Many European countries have put asylum applications from Syrians on hold, after rebels seized the Syrian capital and President Bashar al-Assad fled to Russia on Sunday following 13 years of civil war.
More than a million Syrian asylum-seekers and refugees live in Europe, almost all of them hosted in either Germany (59 percent) and Sweden (11 percent), according to UN figures. The influx of those displaced by the war, as well as large-scale immigration generally, has become a major political issue throughout the continent.
Since Monday, the processing of decisions on asylum claims for Syrian nationals were paused, or set to be paused, indefinitely in Belgium, Britain, Croatia, the Czech Republic, France, Germany, Greece, Ireland, Italy, Norway, Poland, Finland, Switzerland, and Sweden, with all those countries saying there was not a sufficient basis for now to determine the conditions on the ground.

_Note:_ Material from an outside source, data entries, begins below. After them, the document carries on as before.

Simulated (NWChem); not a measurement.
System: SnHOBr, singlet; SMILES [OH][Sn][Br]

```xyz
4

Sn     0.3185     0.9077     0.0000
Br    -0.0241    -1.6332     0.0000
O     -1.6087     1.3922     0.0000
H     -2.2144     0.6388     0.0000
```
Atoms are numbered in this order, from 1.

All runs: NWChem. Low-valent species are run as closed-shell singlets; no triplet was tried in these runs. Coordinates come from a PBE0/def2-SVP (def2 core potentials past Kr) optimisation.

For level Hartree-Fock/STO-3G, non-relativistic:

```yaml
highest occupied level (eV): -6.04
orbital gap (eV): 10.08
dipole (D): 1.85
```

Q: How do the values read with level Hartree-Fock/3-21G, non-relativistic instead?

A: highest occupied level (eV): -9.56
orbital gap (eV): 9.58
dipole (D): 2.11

Austria’s caretaker government went a stop further. In addition to ordering a stop to the processing of asylum applications by Syrians on Monday, Interior Minister Gerhard Karner also told the ministry to prepare a program of “orderly repatriation and deportation to Syria.”
Denmark, by contrast, paused processing applications on Monday, but said Syrians whose applications had already been rejected, and who had been given a deadline to leave, would be allowed to remain longer due to the current uncertainty.
The Netherlands will withhold for six months decisions on applications it received less than 21 months ago, Asylum and Migration Minister Marjolein Faber said in a note on Monday.
‘Berlin has become my second home’
Nearly a decade after he arrived in Germany from Syria and took a selfie with then-Chancellor Angela Merkel, Anas Modamani has finished his university studies and has a German passport.
“Berlin has become my second home, I will definitely stay here,” Modamani said Tuesday. “I managed it” — a reference to Merkel’s famous slogan “We will manage it,” coined as Germany faced the challenge of integrating hundreds of thousands of migrants.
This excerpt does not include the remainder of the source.